What exactly was the process by which you got in touch with everyone to make the film, and how did it develop from there?
Côté: And I wanted to make a full documentary about Benoit, the spiritual kinesthesiologist. It was very eccentric, and then the project was not going anywhere and, at some point, very stupidly one night, I looked at his Facebook, because his Facebook has problems. Quite funny, sometimes. And, all of his friends were bodybuilders. There were 3,000 pictures of half-naked guys with crazy tattoos and faces. I’m like, “Whoa, those are characters! Maybe I could through a casting and try to find interesting people.” What is an interesting person is somebody that is not always in the stupid gym. A lot of these guys, that’s all they do 24 hours a day is, [to Ronald Yang] how did you say? Eat, sleep –
Ronald Yang: Eat, sleep, train, repeat.
Côté: And we laugh, but most of these guys, that’s their life. I started doing a casting one-on-one, seeing who is more normal, who has a life outside the gym. So, I ended up with these six guys. So, a trainer, a strongman, a kid, and three competing guys. So I felt I had a cast. I met [them] one by one. Then, we did interviews — “What is a normal day in your life?” — [I] took some notes. Then, we re-created it. It’s not fiction. Every guy was filmed on three days only, and we re-created parts of their lives in three days to make it look like it’s a documentary. But it’s not acting. It’s real situations.
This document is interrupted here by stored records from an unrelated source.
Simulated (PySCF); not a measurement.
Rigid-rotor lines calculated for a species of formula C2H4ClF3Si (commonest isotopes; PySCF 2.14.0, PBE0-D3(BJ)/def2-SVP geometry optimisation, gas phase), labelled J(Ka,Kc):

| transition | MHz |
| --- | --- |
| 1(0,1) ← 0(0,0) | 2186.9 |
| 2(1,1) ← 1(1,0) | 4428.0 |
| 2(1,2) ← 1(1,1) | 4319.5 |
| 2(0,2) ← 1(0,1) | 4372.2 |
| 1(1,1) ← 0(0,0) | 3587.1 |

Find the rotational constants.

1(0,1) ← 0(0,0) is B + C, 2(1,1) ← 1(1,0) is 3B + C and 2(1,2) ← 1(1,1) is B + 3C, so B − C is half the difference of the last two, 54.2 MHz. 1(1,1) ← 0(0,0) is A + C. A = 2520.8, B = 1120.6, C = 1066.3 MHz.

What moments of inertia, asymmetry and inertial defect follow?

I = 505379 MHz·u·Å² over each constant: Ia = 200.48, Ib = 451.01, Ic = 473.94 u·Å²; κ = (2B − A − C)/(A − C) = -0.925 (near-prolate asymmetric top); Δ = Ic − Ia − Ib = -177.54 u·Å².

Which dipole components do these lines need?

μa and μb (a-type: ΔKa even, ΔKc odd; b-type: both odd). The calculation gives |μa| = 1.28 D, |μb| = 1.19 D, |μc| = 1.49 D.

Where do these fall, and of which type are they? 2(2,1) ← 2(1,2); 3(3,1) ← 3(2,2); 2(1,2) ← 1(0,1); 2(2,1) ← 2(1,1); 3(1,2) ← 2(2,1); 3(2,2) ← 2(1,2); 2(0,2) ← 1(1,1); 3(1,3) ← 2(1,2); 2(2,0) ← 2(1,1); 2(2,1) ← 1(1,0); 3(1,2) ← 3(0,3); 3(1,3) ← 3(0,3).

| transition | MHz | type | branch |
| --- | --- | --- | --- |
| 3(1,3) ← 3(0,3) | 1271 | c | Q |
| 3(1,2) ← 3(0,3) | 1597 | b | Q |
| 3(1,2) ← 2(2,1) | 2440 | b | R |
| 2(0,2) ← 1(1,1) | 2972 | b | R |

I think people always try and group films as documentary or fiction, as if it’s some kind of foundation for understanding the work. There’s plenty of works blurring that line, and I think they often come out the strongest when there’s an element of reality involved.
Côté: The cinema of the in-between. Stuck between. For me, as a viewer, it’s very fun to watch when I don’t know what I’m watching. Those are the films I like to watch and those are the films I like to make. When I know what I’m watching, “Okay, this film is definitely entertaining. All right.” It tried to entertain me. That’s why I never watch Hollywood. I don’t care because I don’t need cinema as an escape. I’m not into escapism. Most people are, and I totally understand that. They go to work, they go to a factory, they have a family life, sometimes they have a shit life, and at night, they want to watch Spider-Man, which is totally normal. It’s escapism from a shit day at work. I’m a filmmaker. I pay my rent with my free film. I don’t need to watch a superhero film to be entertained. Real life is my entertainment. So that’s why I make those films, you know?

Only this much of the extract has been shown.